Sunbird in the system tray

The information below is believed to be accurate but is provided with absolutely no guarantee or warranty, either express or implied. If you use any of the information that follows you do so entirely at your own risk.

Sunbird becomes more useful when you can have it load automatically and sit in the system tray, something that's been possible in Windows for a while if you use Suntray. Now, thanks to a new release of Kdocker you can get broadly similar functionality in Linux.

First, you need to download and install the latest version of Kdocker from kdocker.sourceforge.net. Then, in KDE find your start-up folder - if you don't know where this is then go to the Control Centre >> System Administration >> Paths and make a note of the directory location. Then, in Konqueror, navigate to this directory, right-click in this folder and select "Create New >> File >> Link to Application", then go to the "Application" tab and for "Command:" type "kdocker -d [path to Sunbird]" (the -d makes Kdocker wait until KDE is loaded, otherwise there's no system tray to put Sunbird in). The path to sunbird will just be to wherever you unpacked your sunbird download - mine's "/home/[username]/MozApps/sunbird/sunbird". If you used an rpm installation then you should be able to use "sunbird" or "sunbird -calendar" for this. End your session and log back in and Sunbird should be in the system tray.

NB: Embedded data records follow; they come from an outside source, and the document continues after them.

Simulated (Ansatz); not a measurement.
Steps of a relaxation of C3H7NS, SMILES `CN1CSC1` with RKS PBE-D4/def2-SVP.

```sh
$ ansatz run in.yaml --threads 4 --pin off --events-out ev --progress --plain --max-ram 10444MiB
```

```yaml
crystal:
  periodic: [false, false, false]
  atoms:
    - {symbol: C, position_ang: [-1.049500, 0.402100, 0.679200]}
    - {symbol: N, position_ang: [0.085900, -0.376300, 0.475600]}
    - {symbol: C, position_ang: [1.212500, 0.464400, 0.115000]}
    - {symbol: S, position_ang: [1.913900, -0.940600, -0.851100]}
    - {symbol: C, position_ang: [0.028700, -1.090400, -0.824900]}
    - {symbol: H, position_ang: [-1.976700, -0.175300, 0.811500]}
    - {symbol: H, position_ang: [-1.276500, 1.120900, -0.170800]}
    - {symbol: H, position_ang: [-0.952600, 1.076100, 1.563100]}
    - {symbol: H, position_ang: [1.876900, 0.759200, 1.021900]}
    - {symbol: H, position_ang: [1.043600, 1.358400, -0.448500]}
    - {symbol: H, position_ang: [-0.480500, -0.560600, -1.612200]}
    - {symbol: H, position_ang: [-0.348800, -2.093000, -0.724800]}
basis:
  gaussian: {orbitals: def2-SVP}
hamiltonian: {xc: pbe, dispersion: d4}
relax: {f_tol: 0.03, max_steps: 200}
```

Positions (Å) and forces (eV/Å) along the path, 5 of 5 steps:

There are some differences in the action of this compared to native KDE apps - you can restore/minimise to tray by clicking the Sunbird icon in the systray, but clicking the close window button in Sunbird will close it completely, not put it in the tray (you need to click the minimise button to do this).

I don't know if this will work in Gnome, but Kdocker is supposed to be Gnome compatible, so as long as you know how to load programs at startup in Gnome it should be possible. If someone tells me how, I'll put details up here.